He was an automobile literature collector from an early age. In a 1988 interview with Engineers & Engines magazine, he said he began clipping automobile ads from old magazines when he was 6 years old.

Known as the “auto lit king,” Miller traveled the world collecting millions of pieces of original showroom brochures, owner’s and repair manuals, catalogs, postcards, photos, and poster and showroom displays dating to the 1890s. He told The Post-Standard in 1996 that he got the literature from flea markets, antique shops, art museums, scrap heaps and other dealers.

He collected only originals, no copies.  Starting in the 1970s, Miller made a career buying and selling the literature, with customers in more than 100 countries.  In 1996, he opened the Museum of Automobile History at 321 N. Clinton St. in Syracuse. It had no cars, but it did have more than 10,000 pieces of memorabilia, ranging from showroom posters to photographs, autographs, letters, toys, design models, cartoons, war posters, movie posters, license plates, and 500 oil paintings and pencil drawings of cars and trucks. It closed in 2003.

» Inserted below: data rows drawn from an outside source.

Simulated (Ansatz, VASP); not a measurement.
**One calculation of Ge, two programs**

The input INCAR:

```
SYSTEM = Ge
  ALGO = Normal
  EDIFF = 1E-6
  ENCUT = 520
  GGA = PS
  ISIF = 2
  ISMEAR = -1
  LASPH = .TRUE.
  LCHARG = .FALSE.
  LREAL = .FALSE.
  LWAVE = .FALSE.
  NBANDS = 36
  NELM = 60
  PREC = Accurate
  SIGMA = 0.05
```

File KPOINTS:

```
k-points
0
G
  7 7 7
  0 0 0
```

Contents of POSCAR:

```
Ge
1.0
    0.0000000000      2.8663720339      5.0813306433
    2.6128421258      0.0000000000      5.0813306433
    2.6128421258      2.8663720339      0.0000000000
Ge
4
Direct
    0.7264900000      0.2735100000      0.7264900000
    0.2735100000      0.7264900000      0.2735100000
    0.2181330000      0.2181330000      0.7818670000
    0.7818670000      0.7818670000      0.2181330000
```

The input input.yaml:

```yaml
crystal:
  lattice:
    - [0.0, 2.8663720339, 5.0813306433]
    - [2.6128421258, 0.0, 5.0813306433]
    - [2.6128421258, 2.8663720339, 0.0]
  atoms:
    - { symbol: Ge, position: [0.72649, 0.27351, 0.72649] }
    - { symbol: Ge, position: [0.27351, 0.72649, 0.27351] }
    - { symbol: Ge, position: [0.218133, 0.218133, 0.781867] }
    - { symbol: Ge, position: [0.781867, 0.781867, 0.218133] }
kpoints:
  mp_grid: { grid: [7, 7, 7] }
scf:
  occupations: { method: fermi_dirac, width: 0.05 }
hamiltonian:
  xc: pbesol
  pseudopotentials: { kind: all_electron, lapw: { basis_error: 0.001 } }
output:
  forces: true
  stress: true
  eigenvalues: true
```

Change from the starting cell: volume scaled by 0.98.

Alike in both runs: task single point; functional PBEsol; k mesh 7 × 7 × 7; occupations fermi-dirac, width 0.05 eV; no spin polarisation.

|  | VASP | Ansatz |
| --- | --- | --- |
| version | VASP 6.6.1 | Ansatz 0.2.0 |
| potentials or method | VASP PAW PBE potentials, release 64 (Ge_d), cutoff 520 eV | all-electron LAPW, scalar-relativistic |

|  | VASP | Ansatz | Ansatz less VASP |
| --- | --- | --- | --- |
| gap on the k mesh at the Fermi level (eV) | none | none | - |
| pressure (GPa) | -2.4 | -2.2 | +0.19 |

Miller was interviewed by car enthusiast and former NBC Tonight host Jay Leno in 2014 as part of a one-hour CNBC special on the Pebble Beach car show. During the show, Miller showed off his 1928 Chrysler Imperial LeBaron.  He discontinued the business in March, citing health issues, and announced on his Facebook pagethat he planned to auction his inventory of literature later this year.

He is survived by his wife, Jane; their daughters Minerva and Octavia; his mother, Susan; and his sister Amy. Funeral services and burial will be private, followed by burial in Woodlawn Cemetery.